Few Privacy Limitations Exist on How Police Use Drones

 a Parrot Bebop drone flies during a demonstration at a Parrot event in San Francisco in May.

a Parrot Bebop drone flies during a demonstration at a Parrot event in San Francisco in May. Jeff Chiu/AP

Only 14 states require law enforcement get a warrant to use drones for surveillance.

As drones become cheaper and more capable, more police departments across the country are asking for and getting federal approval to use them for law enforcement.

But the Federal Aviation Administration only takes safety into consideration when it grants a law enforcement agency approval to use drones, leaving privacy protections to legislation—which, depending on the state in question, may or may not exist.

Agencies as large as the Michigan State Police and as small as the Grand Forks County [N.D.] Sheriff's Department have received FAA approval to use drones. Most departments use them for missions like search-and-rescue or for photographing a crime scene or an accident site.

But unless a law enforcement agency is within one of the 14 states that have passed privacy legislation limiting how police can use drones, there's little in theory keeping it from using a drone for a less innocuous end—such as surveillance without a warrant. "While the federal government retains responsibility for the airspace, under most circumstances a state/local government can impose restrictions on the agencies for which it's responsible," an FAA spokesperson said in an emailed statement.

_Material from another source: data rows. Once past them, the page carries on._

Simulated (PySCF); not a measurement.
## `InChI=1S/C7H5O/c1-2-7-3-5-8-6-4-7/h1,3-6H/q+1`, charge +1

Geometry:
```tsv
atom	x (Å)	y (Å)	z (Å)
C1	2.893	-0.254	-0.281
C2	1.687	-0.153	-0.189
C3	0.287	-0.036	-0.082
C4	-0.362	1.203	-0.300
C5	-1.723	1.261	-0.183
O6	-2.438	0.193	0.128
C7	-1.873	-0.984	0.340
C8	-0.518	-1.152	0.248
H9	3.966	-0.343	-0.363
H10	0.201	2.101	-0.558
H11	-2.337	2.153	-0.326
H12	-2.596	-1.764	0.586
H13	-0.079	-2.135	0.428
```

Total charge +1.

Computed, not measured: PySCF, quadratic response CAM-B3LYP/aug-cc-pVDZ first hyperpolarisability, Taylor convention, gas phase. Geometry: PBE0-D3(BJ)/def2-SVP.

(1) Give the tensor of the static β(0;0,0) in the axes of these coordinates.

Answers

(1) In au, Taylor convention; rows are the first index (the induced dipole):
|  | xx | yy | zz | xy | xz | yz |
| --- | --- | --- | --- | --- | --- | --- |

Members in the House and Senate introduced bills in the previous Congress that would have required police everywhere in the country to obtain a warrant before using drones for surveillance, but the bills died at the end of the year.

"In the states that don't require warrants, it's pretty much a Wild West" in terms of what's allowed, says Jay Stanley, senior policy analyst at the American Civil Liberties Union. "There's nothing stopping a police department from using [drones] in all kinds of ways to spy, except for the Constitution."

Within that unregulated "Wild West," police have very different approaches to their drone programs. One of the longest-running law enforcement drone programs is at the Mesa County Sheriff's Office in Colorado. Ben Miller, its director, says the department has a 17-page policy that outlines when and how it can use drones and for how long it retains data.

The department has never run a surveillance mission with its drones, Miller says, which are generally used for search-and-rescue and crime-scene photography. "If we had a need to look into an area where someone would have a legitimate expectation of privacy, we'd get a warrant," he says.

Colorado is one of the states without any legislation about drones at all, according to the National Conference of State Legislatures, which means that the limitations on the Mesa County drone program were instituted at the department's prerogative.

Unlike the Mesa County Sheriff's Office, some law enforcement agencies have been less than forthcoming with their drone programs. Last year, the San Jose Police Department in Californiasecretly bought a $7,000 drone, and was faced with uproar in the community when freedom-of-information requests brought the purchase to light six months later.

The police department said the drone was meant for helping bomb technicians access hard-to-reach places, but left the door open for using the drone to address "dangers such as active shooters, hostage taking, or other such tactical situations where lives might be in immediate danger."

And this December, the sheriff in Alameda County, Calif., revealed that he spent $97,000 of his own department's money to buy a pair of drones after he was barred from using federal funds to make the purchase. The sheriff told the San Francisco Chronicle that the drone won't be used for surveillance "in any shape, manner or form," but California, like Colorado, has no state law that requires warrants for surveillance.

The California state assembly passed a bill last year that would have required police to obtain a warrant to fly drones in any event other than an "emergency situation." But Gov. Jerry Brownvetoed it in September, because he said the exceptions the bill allowed "appear to be too narrow."

While advocates are worried that law enforcement could use drones in ways that violate citizens' privacy, there's little fear that they're being abused yet. "Safety restrictions are so strict that most police departments are still using them in quite limited ways," the ACLU's Stanley said. "This is still an issue of looking down the road to what we know is coming."

The technology is new enough that police groups are still grappling with its implications and limitations. "We're doing some research right now to come up with some model policy," said John Thompson, deputy executive director of the National Sheriffs' Association. "We don't have a statement or opinion on it at this point."

Miller, who runs the drone program at the sheriff's office in Mesa County, says he often hears from other law enforcement agencies who need help getting their drone program off the ground. But there's no formal coordination: "It's all very word-of-mouth," he said, and suggested that others find him simply by searching the Internet.

For the time being, privacy advocates are not focusing on fighting for federal legislation. "For activists, it's generally easier to do things at the local and state level," says Nadia Kayyali of the Electronic Frontier Foundation, a privacy and free speech advocacy organization. "Any fight at the local level is more likely to see results, but also does take a much more significant investment in time."